NASA's new moon mission aims to answer an age old question: Do we have a future living and working in space?

 

A view of the nearside of the Moon, the side we always see from Earth. Some of the far side is visible, as well, on the left edge, just beyond the black patch that is Orientale basin, a nearly 600-mile-wide crater that straddles the Moon’s near and far sides and is partly visible from Earth. The dark areas in the center and right side of the disk are ancient lava flows, which are unique to the near side of the Moon. The white dot at the bottom of the disk, with white rays shooting out from it, is Tycho crater, one of the younger craters on the Moon at 108 million years old. Credit: NASA

NASA’s new moon mission does not feel like the moon missions of old.

And maybe that is the point. 

Apollo had the sharp, clean drama of a race. Get there first. Plant the flag. Come home. Artemis is more complicated, more collaborative, more technological, and frankly more human. It carries not only our ambition, but our bureaucracy, delays, doubts, private contractors, endless redundancies, and a fear of failure born out of painful experience.

In that sense, Artemis may be a better symbol of who we actually are.

As of this week, Artemis II is in flight. NASA launched the four-person crew on April 1, 2026, on the first crewed lunar mission in more than fifty years. 

Today, April 6, Orion is making its lunar flyby, a moment that links our own anxious century to the old black-and-white heroics of Apollo. But Artemis is not simply Apollo with better cameras. NASA now describes the program as part of a broader Moon-to-Mars effort: not a one-off stunt, but an attempt to build the systems, habits, and infrastructure for a sustained human presence on and around the Moon.

Can humans live and work on the moon?

The old moon missions were dazzling because they were so hard and so brief. We went, we proved it could be done, and then we left. Artemis asks a harder question: can human beings do more than visit? Can we stay? Can we work? Can we endure the inconvenience, the danger, the isolation, and the enormous cost of living somewhere that does not want us there? 

NASA’s own planning now reflects that harder reality. After Artemis II, the next step is no longer a simple march to a quick landing. The agency updated its architecture this year so Artemis III, targeted for 2027, becomes a systems test in low Earth orbit, while the first crewed lunar landing has shifted to Artemis IV in 2028, aimed at the lunar south pole.

Space enthusiasts, astronomers, physicists, and kids of all ages are ecstatic.

It is one thing to touch the moon in a burst of national will. It is another thing to figure out power, fuel, life support, communications, navigation, landing systems, spacesuits, surface mobility, and the sheer logistics of making another world even temporarily habitable. NASA says Artemis is aimed at a sustained lunar presence, especially around the south end, where water ice and ancient material may hold both scientific value and practical value for future exploration. That is a much larger undertaking than a symbolic footprint.

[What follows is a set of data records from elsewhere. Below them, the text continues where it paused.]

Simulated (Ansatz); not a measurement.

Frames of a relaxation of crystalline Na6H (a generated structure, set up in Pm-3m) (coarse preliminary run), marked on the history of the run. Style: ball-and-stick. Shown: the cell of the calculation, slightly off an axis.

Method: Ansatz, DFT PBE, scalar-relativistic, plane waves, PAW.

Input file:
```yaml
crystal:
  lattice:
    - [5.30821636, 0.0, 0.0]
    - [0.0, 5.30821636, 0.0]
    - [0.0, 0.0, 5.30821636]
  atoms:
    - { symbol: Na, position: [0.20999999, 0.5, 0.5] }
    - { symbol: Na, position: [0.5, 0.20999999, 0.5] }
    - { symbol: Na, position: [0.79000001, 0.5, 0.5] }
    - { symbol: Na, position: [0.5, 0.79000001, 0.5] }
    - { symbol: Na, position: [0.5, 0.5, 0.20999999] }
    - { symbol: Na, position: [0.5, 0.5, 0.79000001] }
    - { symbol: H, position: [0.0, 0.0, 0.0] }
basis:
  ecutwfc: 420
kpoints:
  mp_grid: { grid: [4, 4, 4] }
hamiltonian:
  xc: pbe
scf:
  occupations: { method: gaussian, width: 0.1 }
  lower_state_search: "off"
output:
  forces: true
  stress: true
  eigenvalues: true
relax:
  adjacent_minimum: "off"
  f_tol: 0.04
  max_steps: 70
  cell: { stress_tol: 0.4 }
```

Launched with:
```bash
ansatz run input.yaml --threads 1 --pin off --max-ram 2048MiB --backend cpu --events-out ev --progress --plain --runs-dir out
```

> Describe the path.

So does humanity have a future living beyond Earth? 

It will not be easy. The process may not be smooth. We are not heading into the heavens as conquerors: We are slowing climbing there through difficulty. We are bringing our limitations with us. Yet that may be exactly how every real frontier begins. Not with perfection, but with persistence.

Necessity is, after all, the mother of invention.

The deeper question is not whether another world will welcome us. It won’t. The question is whether human beings still possess the patience to build a future that they themselves may never fully see. 

Artemis suggests that some part of us still does. Beneath all the contracting disputes, mission redesigns, technical tests, and public skepticism, there remains an old and stubborn belief: that Earth is our cradle, but not our final address.

Apollo proved that humanity could reach beyond Earth. Artemis is trying to prove that we can belong there long enough to matter. That is a more difficult dream. It is also the more serious one.